The energy efficiency of a building is influenced by different design aspects such as orientation, insulation, ventilation, shading, sealing and building size, all interacting with each other.
Double glazed windows are often recommended to increase the energy efficiency of buildings, using their thermal insulation, improved efficiency of heating and cooling systems and noise attenuation as selling points.
The relentless promotion of double glazed windows as the answer to all energy efficiency needs has created a number of myths.
Myth 1: Double glazing is required by the Building Code
The Building Code of Australia specifies requirements to ensure a reasonable level of energy efficiency. These requirements relate to the performance and usage of the windows, not to the type or design.
The Building Code may require a specific window to meet or exceed specific performance levels, but does not dictate how that performance level must be achieved. There are a range of options available to window designers to change the performance of a window including window type, glazing thickness, glazing coatings, double glazing, framing materials and thermal breaks within the framing.
Myth 2: Double glazing gives better thermal insulation than single glazing
The energy efficiency characteristics of Australian window systems are modelled to international standards and are publicly available on the Window Energy Rating Scheme (WERS) website. WERS contains ratings of around 3,000 window systems and is the recognised source for energy efficiency characteristics of Australian window systems.
The rate of non-solar heat loss or gain through a window is measured on a whole-of-window basis (framing and glazing combined) and is measured by the U-value. A lower U-value indicates that the window has greater resistance to heat flow and offers better insulation.
A review of aluminium-framed window ratings available from the WERS website shows that although double glazed windows can have very low (better) U-values, there is a wide range of performance. When compared to aluminium-framed Altair louvre windows, it is clear many double glazed windows actually have higher (worse) U-values than some configurations of single-glazed Altair louvre windows from Breezway .
Myth 3: Double glazing always improves the energy efficiency of a building
This myth might be true only if the building is sealed up tightly and the air conditioning system is run 24 hours per day and 7 days per week. However, given the choice, most people prefer to open their windows and doors and enjoy fresh, natural breezes and a connection to the world outside.
At identical sizes, Altair louvre windows deliver significantly more cooling and natural ventilation than any double glazed window. With more cooling ventilation, there is less need to run air-conditioning systems, leading to energy savings.
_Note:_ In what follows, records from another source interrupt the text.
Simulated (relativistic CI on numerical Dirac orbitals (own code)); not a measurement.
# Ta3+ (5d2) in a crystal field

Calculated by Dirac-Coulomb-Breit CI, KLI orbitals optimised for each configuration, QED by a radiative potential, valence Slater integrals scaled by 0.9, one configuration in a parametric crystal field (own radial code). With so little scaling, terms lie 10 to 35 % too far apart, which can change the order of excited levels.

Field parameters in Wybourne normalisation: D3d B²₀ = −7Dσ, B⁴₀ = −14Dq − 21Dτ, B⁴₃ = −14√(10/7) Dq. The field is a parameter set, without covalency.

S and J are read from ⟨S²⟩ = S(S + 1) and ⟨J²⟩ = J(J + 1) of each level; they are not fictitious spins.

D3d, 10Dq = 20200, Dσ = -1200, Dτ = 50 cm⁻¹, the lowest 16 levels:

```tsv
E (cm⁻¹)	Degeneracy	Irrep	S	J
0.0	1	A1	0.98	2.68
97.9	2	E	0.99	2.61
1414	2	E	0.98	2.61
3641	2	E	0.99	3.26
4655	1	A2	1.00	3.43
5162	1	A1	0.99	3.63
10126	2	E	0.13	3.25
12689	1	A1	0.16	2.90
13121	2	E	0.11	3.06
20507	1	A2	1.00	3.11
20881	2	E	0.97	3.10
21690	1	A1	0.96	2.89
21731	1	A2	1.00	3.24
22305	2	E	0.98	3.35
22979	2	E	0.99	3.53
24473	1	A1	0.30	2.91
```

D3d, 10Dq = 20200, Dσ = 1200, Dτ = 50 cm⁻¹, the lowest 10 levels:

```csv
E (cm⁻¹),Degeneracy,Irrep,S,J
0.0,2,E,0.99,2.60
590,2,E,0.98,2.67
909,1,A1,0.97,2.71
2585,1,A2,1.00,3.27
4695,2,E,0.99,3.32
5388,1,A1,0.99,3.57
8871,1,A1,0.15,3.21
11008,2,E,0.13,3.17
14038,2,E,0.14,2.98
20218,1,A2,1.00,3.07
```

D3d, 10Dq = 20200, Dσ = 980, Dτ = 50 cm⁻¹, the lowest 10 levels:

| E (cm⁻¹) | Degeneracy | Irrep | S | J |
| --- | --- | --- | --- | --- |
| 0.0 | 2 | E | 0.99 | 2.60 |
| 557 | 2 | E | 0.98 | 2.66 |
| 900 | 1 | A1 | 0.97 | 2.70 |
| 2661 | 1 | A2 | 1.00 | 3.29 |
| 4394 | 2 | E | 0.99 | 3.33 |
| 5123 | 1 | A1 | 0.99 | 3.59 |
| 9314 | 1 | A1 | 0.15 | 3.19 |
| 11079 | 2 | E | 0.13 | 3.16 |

Myth 4: Double glazing is more environment-friendly than single glazing
While some (but not all) double glazed windows may improve the energy efficiency of a building, there are a number of other aspects of environmental friendliness where single glazed windows outperform double glazed windows:
Raw material usage and embodied energy.
Double glazed windows require more glass to manufacture. Additionally, the spacers that hold the two panes of glass apart also require raw materials that would not be needed for single glazed windows. Larger quantities of energy are required to produce larger quantities of raw materials.
Double glazed windows are heavier than single glazed windows, often requiring specialised machinery to handle them and more energy to transport them from the window fabricator to the building site.
Make an educated decision
In some circumstances double glazed windows may be the best option to achieve energy efficiency; however it is important to consider all the other factors that contribute towards naturally comfortable buildings.